Early SMP startup
This is an excerpt of an email exchange with the subject "locking..." on the coreboot mailing list. Not all the info below is guaranteed to be correct, but it serves as a great source of distilled knowledge.
After CAR the APs should be stopped until CPU init time, which is relatively short.
v2 has / used to have working locking code since it was first ported to opteron. It may be that it broke while adding 5 more printks but it is there somewhere.
Making the BSP poll for the APs (which is what we would do if we need to check the APs shared memory) basically renders the BSP unusable to do stuff while waiting for the APs.
With simple locking, everything can run in parallel, and only serial output needs to get synced. Which is what we actually want.
There's no real problem, we've just been doing too much cut and paste in the past without testing the new code. This made us end up with different versions of printk, some with locking, some without.
And, no, porting the code from v3 over is not an option at this point. It does too much different stuff. Let's rather start dropping unneeded implementations in v2 until things look sane again and then we can decide what implementation we want.
So each AP has some part of RAM to copy the buffer to?
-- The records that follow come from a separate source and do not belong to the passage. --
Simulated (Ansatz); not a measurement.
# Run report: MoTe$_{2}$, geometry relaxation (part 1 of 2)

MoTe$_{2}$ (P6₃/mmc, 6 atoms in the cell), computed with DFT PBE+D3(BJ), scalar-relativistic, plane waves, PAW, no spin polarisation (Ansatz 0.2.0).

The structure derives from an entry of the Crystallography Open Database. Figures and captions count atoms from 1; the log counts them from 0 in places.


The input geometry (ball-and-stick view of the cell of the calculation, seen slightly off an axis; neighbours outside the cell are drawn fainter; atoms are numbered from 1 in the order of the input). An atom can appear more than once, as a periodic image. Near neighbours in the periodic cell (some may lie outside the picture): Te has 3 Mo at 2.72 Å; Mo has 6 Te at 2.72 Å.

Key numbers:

The way SMP works, the BSP sets up its ram. At that point, the APs can use the BSP ram. That's why APs have a stack in the first place.
APs have a working stack when they are setting up their own RAM.
The way this works on amd64 is that the AP comes up, goes to cache as ram, finds it is an AP and goes to sleep again. Then it wakes up again in stage2 when the BSP sends an IPI. At this point (at least remote) RAM is available. They never set up their own ram (in terms of Jedec init, or setting up a ram controller), but only have to clear it, in case of ECC memory.
- the pre-ram locking can't be done with a stack, because the cache between CPUs is not always necessarily in the same state.
well, that may be true on intel stuff. The AMD startup (at least as I understand it) depends on the BSP memory being functional enough to provide the APs with a stack.
- the post-ram code does not need it, works quite nicely already.
actually, this is only partially true. It is still possible for a malfunctioning AP to lock the BSP out. It's just not something we've seen much of.
The point (of the v3 early init code and stack structure) was to stay as much the same, but also allow the BSP to better monitor (and control) what was going on. I would still claim the structure of the code is a big improvement. The v2 SMP startup is not an easy read.
I was wondering how you make the APs not conflict in the part of RAM they copy their buffers to. I was also wondering how it would affect interleaving, etc. That kind of thing seems difficult to debug, and is the reason I'd want to see the APs messages.
You give each AP a seperate stack. All that code is in there already.
The struct-based stack is a direct copy of the v2 startup. Rather than using lots of fiddly offsets onto a memory area, it provides a struct which contains variables and a stack. The variables are shared between the AP and the BSP. It is a more C-like way to do it. Once I did it I realized that the on-stack variables could be used as a communications path from the AP to the BSP, most important one being a POST variable that could be set by the AP and monitored by the BSP. This is a bit better than what we have in v2, where we get one bit back from the AP which tells us "done" or "not done". No real progress indication is available. At some point, the BSP times out the AP, but there is no error code. Plus, the way in which the shared variable is set up in v2 is not very straightforward.
Many systems only have one memory controller. But on all coreboot systems, even those with multiple memory controllers, the controllers are all set up by the BSP. Parallelizing here makes only very little sense. The reason we're parallelizing is you have to clear memory if you have ECC on some (older?) systems where the memory controller is incapable of doing that automatically. So when we have to clear 32G at a rate of 3 or 6GB/s we want to put that load on several CPUs, so it's 1-2s instead of 5-10. But the ram is all there at this point, and can be transparently accessed by all CPUs.
Other than that, we could unify those versions (of printk) by just defining an empty (for now) version of the spinlock functions in raminit stage. Then think about where we can place our locking for those platforms that need it this early...?
It's more than spinlock. You must also fix the use of the console_drivers struct. There are several things you need to get right to make this work.
If you want locking in do_printk, it will have to work in CAR.